NANOG46 and Cisco Live had Significant Focus on IPv6

IPv6 was a Key Focus Topic at NANOG46 and Cisco Live

By Scott Hogg on Tue, 07/21/09 - 7:30pm.

Although I wasn't able to attend in person the North American Network Operators' Group (NANOG46) meeting in Philadelphia, Pennsylvania on June 14 to June 17, 2009, I did review the presentations from the conference. I was astounded by the number of IPv6-related presentations at this NANOG meeting and the IPv6 presentations at Cisco Live. There were some exciting announcements made at these meetings regarding IPv6 deployments that I wanted to call your attention to.

I didn't attend NANOG46 in person but when I looked at the presentations online it became apparent that IPv6 is a key technology for network operators. It is clear that IPv6 has captured the attention of North American service providers are they are working on educating themselves about IPv6 and working on their plans for IPv6 deployment. Some service providers have IPv6 capabilities and are already connecting customers to the IPv6 Internet. I am not always able to attend NANOG meetings but I do enjoy looking over the informative information on their web site after each meeting. The NANOG46 presentations can be viewed online at http://www.nanog.org/meetings/nanog46/ if you want to learn about what transpired at this event. You can also review the information over IPv6 at http://nanog46.theplanet.com.

June 14th started off NANOG46 with an introductory presentation on IPv6 configuration. Richard Steenbergen from nLayer Communications gave a presentation on "Deploy a Production IPv6 Network in 30 Minutes or less (or it's free)". This talk was fairly basic for IPv6-experts but for an audience who didn't have much experience with IPv6 is was probably eye-opening. The next presentation was by Byju Pularikkal of Cisco Systems on Data-Over-Cable Service Interface Specification (DOCSIS 3.0). In this presentation he covered many of the IPv6 functionality within DOCSIS 3.0 cable modems and CMTSs.

On June 15th Dave Temkin of Netflix and Tom Coffeen of Limelight Networks gave a talk titled "IPv6 deployment: Netflix and Limelight". His talk covered how Netflix was able to use an IPv6-capable load balancer to perform protocol translation for web and streaming servers playing movies over the Internet. If you have a valid Netflix account and are interested in watching a movie over IPv6 simply turn your browser to http://ipv6.netflix.com. I tried it and it works remarkably well.

In the evening of June 15th there was a special track on IPv6 deployments. Nina Bargisen of TDC moderated a panel of IPv6 experts including John Jason Brzozowski of Comcast, Dave Temkin of Netflix, Tom Coffeen of Limelight Networks, Andy Davidson of LONAP/NetSumo, and Randy Bush of IIJ. John spoke about how Comcast is working hard to get IPv6 capabilities rolled out to their cable modem subscribers. Dave covered how Netflix rapidly deployed their IPv6-only streaming system leveraging Limelight's IPv6-capable CDN. Tom talked about the challenges and lessons learned while deploying IPv6 within Limelight Networks. Andy covered how enterprises are viewing IPv6 deployments. Randy gave a compelling talk on the inevitability of IPv6 and how we get prepared for the stone wall coming in 2 years.

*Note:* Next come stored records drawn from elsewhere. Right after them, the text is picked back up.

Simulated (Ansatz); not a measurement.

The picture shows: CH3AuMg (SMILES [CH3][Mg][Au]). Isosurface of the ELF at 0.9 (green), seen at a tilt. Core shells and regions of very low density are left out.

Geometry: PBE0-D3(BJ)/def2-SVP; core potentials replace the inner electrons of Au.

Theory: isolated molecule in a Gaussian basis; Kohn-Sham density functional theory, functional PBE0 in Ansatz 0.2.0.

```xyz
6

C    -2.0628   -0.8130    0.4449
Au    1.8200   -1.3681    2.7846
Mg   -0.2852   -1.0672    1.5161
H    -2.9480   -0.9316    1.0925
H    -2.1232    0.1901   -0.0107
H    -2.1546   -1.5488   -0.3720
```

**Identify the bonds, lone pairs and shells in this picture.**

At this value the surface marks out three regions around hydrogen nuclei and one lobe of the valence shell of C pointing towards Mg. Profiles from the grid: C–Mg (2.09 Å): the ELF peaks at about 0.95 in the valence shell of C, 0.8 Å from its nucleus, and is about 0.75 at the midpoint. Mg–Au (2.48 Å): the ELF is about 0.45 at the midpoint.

Comcast established dual protocol Internet connectivity for the conference. Comcast was displaying their dual-stack CMs and CMTSs, media services of IPv6, IPv6-enabled hosting, dual-stack load balancing, as well as Dual-Stack Lite. It was a great way for Comcast to showcase what they have been working on and make some announcements about their IPv6 transition.

On June 16th Igor Gashinsky of Yahoo gave a presentation on "IPv6 and Recursive Nameservers". This talk covered an innovative idea for helping solve the AAAA DNS issues that content providers are facing by using "intelligent" recursive dual-stack DNS servers.

Next, John Brzozowski of Comcast gave a presentation titled "Introduction to DHCPv6 and DHCPv6 for DOCSIS". This was a very comprehensive presentation on DHCPv6 and how it works. He gives protocol decodes for correct operation in various modes as well as shows server configuration examples.

On June 17 Athanasios Douitsis with the National Technical University of Athens gave a talk titled "IPv6 Deployment on a Broadband Access Network". He discussed how they are testing IPv6 within the National Technical University of Athens and the Greek Research Network. He covers what they have working as well as what problems they have encountered to date.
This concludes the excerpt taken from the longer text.